Files
nixos-servers/docs/plans/homelab-exporter.md

4.7 KiB

Homelab Infrastructure Exporter

Overview

Build a Prometheus exporter for metrics specific to our homelab infrastructure. Unlike the generic nixos-exporter, this covers services and patterns unique to our environment.

Current State

Existing Exporters

  • node-exporter (all hosts): System metrics
  • systemd-exporter (all hosts): Service restart counts, IP accounting
  • labmon (monitoring01): TLS certificate monitoring, step-ca health
  • Service-specific: unbound, postgres, nats, jellyfin, home-assistant, caddy, step-ca

Gaps

  • No visibility into Vault/OpenBao lease expiry
  • No ACME certificate expiry from internal CA
  • No Proxmox guest agent metrics from inside VMs

Metrics

Vault/OpenBao Metrics

Metric Description Source
homelab_vault_token_expiry_seconds Seconds until AppRole token expires Token metadata or lease file
homelab_vault_token_renewable 1 if token is renewable Token metadata

Labels: role (AppRole name)

ACME Certificate Metrics

Metric Description Source
homelab_acme_cert_expiry_seconds Seconds until certificate expires Parse cert from /var/lib/acme/*/cert.pem
homelab_acme_cert_not_after Unix timestamp of cert expiry Certificate NotAfter field

Labels: domain, issuer

Note: labmon already monitors external TLS endpoints. This covers local ACME-managed certs.
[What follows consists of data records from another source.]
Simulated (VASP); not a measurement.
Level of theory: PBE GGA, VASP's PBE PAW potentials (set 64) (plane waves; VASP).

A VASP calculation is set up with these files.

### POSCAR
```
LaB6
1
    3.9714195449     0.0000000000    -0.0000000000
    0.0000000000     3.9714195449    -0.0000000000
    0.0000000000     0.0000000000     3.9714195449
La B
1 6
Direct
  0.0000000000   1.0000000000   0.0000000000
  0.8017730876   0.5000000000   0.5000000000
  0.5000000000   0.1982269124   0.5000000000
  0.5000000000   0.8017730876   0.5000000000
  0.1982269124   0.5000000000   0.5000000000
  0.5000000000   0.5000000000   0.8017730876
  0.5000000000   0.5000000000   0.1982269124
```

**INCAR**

Proxmox Guest Metrics (future)

Metric Description Source
homelab_proxmox_guest_info Info gauge with VM ID, name QEMU guest agent
homelab_proxmox_guest_agent_running 1 if guest agent is responsive Agent ping

DNS Zone Metrics (future)

Metric Description Source
homelab_dns_zone_serial Current zone serial number DNS AXFR or zone file

Labels: zone

Architecture

Single binary with collectors enabled via config. Runs on hosts that need specific collectors.

homelab-exporter
├── main.go
├── collector/
│   ├── vault.go     # Vault/OpenBao token metrics
│   ├── acme.go      # ACME certificate metrics
│   └── proxmox.go   # Proxmox guest agent (future)
└── config/
    └── config.go

Configuration

listen_addr: ":9970"
collectors:
  vault:
    enabled: true
    token_path: "/var/lib/vault/token"
  acme:
    enabled: true
    cert_dirs:
      - "/var/lib/acme"
  proxmox:
    enabled: false

NixOS Module

services.homelab-exporter = {
  enable = true;
  port = 9970;
  collectors = {
    vault = {
      enable = true;
      tokenPath = "/var/lib/vault/token";
    };
    acme = {
      enable = true;
      certDirs = [ "/var/lib/acme" ];
    };
  };
};

# Auto-register scrape target
homelab.monitoring.scrapeTargets = [{
  job_name = "homelab-exporter";
  port = 9970;
}];

Integration

Deployment

Deploy on hosts that have relevant data:

  • All hosts with ACME certs: acme collector
  • All hosts with Vault: vault collector
  • Proxmox VMs: proxmox collector (when implemented)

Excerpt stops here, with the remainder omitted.